September’s Mission of the Month   By Patty Ronan
      Last month, the Mission of the Month was God's Country Cooperative Parish in Newberry, Michigan, CCMM #3044, which hosts VIM mission teams in the summer to do home repairs and improvements in our communities, and coordinate food and clothing distribution.
      Part of becoming an Engage MI congregation requires Trinity UMC to give money to at least one designated UMC Mission person. Randy Hildebrant, Advance #982961 Church & Community Worker, assigned to God's Country Cooperative Parish, Newberry, Michigan, was chosen by our Mission Team to be September’s Mission of the Month.
      Randy has served 13 years as a Church and Community Worker serving the Rural Revitalization Project of Elktown District in Nebraska Conference, and the Jubilee Project, an Appalachian Ministry based in Sneedville, Tennessee in Houston Annual Conference. He is committed to ‘ministry with’ projects helping God's children grow in faith, self-esteem, and hope in their lives.

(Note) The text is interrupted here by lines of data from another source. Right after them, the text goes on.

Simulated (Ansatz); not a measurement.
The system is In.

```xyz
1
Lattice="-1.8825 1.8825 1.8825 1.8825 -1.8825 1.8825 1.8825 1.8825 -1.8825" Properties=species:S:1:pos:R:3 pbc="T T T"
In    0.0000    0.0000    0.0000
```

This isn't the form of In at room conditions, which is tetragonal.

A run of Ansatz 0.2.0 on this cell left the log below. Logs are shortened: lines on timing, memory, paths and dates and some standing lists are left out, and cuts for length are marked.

      I spoke briefly with Randy on the phone, and one of his statements was, quote: “I do enjoy preaching when I can, but I love hands-on missionary work.”  He is married and has two children in college.
Please give to September’s Mission of the Month.

 
Light at the Inn Statistics, 2018 – 2019 Season
        Here are the statistics for the past shelter season. Granted, these are only numbers, but behind these numbers are the lives of our guests. Thank you so much for making this winter season easier for them.
· The shelter was open for 21 weeks or 147 nights, November 4, 2018 to March 31, 2019
· The shelter was occupied all 147 nights – a minimum of five guests, maximum of 14
· Total individual guests: 33 - four males, nine females. Six of these were veterans.
· Total bed-nights: 891 (number of guests per night, times the number of nights)
· Average age: 17 guests were 18 to 40 years; 16 guests were 40 years or older
· Length of stay per guest ranged from one night to 75 nights
· Twenty-one guests stayed more than one week; 13 guests stayed more than one month
· Eleven of our guests were able to secure their own apartments. One gentleman returned to his own home
· Five guests chose to move to the Abundant Life Mission in Menominee, Michigan, either during the season or at the close
        Host Churches: Our Saviour’s Lutheran, Trinity United Methodist, Redemption Hill, First Covenant of Iron Mountain, Norway Covenant, St. Mary/St. Barbara of Norway, and Bethany Lutheran/Grace United Methodist of Norway.